Disturnell’s Map

I spent St. Patrick’s Day at the Albuquerque Anitiquarian Books & Maps Fair (highly recommended; I believe it’s the third weekend of every March). Some beautiful maps I would love to own if I had the $ and the space to display them. But I contented myself with just one: a nice copy of Disturnell’s Treaty Map. From Dumont Maps & Books in Santa Fe, it comes with an informative 20-page pamphlet on its provenance.

Disturnell’s 1847 map of Mexico was used in drawing the new international boundary agreed to by the parties to the Treaty of Guadalupe Hidalgo in 1848, and it’s hard to think of another map in American history that caused so much confusion and controversy, leaving a legacy of misunderstanding and ill will that lingers today.

Looking at it, it’s hard to believe this was the most reliable representation the Americans had of the vast territory they had just seized from their southern neighbor. (The Mexicans may have had a better map of their northern domains but chose to base the Treaty negotiations on the Disturnell version because its inaccuracies furthered their own goals.) The controversy over where the real border line lay on the ground continued for five years and was only finally settled by the Gadsden Purchase in 1853.

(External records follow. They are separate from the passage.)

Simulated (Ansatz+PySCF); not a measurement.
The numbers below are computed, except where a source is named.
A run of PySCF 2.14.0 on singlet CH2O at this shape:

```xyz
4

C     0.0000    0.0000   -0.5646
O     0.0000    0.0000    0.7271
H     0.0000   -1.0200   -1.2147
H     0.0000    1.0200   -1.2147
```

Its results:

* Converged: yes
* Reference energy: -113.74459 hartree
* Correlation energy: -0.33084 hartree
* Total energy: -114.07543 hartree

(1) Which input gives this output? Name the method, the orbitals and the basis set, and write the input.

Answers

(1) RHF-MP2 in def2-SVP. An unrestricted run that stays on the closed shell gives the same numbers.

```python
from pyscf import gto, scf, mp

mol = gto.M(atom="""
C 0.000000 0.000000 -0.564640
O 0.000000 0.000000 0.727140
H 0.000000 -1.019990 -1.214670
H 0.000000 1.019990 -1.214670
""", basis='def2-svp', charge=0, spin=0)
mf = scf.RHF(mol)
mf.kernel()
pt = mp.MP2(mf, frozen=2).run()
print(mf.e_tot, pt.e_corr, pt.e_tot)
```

People new to the history of the Southwest are sometimes surprised to discover that the scar tissue left by that contentious settlement still itches. In a recent emotional (and virulently anti-Trump) NYT op-ed, historian Enrique Krauze argues that the Mexican government has a solid case for nullifying Guadalupe Hidalgo before the International Court of Justice.

Kiser’s Turmoil on the Rio Grande explores the issues as part of the history of the Mesilla Valley in southern New Mexico, and I’ve just picked up Griswold de Castillo’s Treaty of Guadalupe Hidalgo to dig deeper into the subject.